The moral dimension of these narratives will not be lost on many authors of the genre. The path of self-discovery taken by the characters often mirrors the personal journey taken by the novelists themselves – hardly surprising, given the old writer’s adage that you should ‘write what you know’, and the rumour that what all bankers are actually doing in all-night meetings is drafting that best-selling debut novel in their heads. Bingham worked for an investment bank which had an underground safe so large it had doors wide enough for two people abreast to walk through. ‘When I saw the scale of it for real I just knew I had to put it in a novel,’ he says. And it’s not just the settings. For those of us who have survived the competitive corporate jungle – and I worked in investment banking for ten years, before writing Something I’m Not – the primitive human impulses at work in corporate or office environments are too juicy to resist skewering in fiction.

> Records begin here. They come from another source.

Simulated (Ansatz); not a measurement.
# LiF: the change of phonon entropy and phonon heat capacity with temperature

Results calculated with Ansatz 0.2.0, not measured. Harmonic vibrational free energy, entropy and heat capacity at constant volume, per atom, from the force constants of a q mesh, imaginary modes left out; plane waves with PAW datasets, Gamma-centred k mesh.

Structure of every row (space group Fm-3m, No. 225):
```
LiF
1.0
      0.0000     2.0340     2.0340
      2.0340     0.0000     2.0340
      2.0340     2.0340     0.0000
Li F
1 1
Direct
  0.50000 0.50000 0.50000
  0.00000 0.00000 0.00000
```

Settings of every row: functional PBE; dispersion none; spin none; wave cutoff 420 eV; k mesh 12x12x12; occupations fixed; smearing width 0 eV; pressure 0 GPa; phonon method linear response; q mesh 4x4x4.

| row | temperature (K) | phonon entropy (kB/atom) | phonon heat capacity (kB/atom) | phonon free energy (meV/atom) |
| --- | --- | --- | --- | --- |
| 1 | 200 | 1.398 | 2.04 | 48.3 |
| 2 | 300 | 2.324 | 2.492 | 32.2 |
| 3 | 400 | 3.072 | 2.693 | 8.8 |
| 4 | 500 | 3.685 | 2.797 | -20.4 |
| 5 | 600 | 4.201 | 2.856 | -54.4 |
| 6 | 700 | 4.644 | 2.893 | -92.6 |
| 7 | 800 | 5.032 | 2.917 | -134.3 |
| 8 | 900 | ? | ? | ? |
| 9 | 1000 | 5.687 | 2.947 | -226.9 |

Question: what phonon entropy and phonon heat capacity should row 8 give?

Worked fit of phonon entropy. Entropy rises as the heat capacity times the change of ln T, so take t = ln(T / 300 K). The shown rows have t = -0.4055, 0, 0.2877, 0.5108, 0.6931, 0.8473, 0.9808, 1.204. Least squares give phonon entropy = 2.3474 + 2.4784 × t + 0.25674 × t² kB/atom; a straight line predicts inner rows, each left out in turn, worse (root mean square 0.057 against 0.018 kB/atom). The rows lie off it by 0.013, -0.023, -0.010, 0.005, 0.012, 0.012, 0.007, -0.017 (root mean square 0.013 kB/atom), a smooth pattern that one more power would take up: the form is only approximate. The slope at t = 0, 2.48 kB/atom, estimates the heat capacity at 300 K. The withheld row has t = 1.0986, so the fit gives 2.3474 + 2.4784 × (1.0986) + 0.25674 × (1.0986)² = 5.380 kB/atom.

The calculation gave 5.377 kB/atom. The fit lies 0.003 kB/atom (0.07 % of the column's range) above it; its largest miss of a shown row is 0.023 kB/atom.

E, by Matt Beaumont (erstwhile advertising copywriter), unmasks in email form the dog-eat-dog dynamics of the modern office and, several years ahead of comedian Ricky Gervais’s The Office, offers a wince-making exposé of a company in non-communication meltdown. Lucy Kellaway (a Financial Times journalist) taps a similar vein in Who Moved My BlackBerry? Both novels deploy sharp, black humour to lay bare the greed, narcissism and neurosis lurking in the shadow side of many of us. American Psycho, by Bret Easton Ellis, takes this to its logical, disturbing extreme, satirising a slice of Eighties’ Manhattan.
‘You’re a dead man,’ says Patrick Bateman, Easton Ellis’s psychopath protagonist, to the cab driver relieving him of all his branded possessions.
‘Yeah,’ the cabbie replies, ‘and you’re a yuppie scumbag. Which is worse?’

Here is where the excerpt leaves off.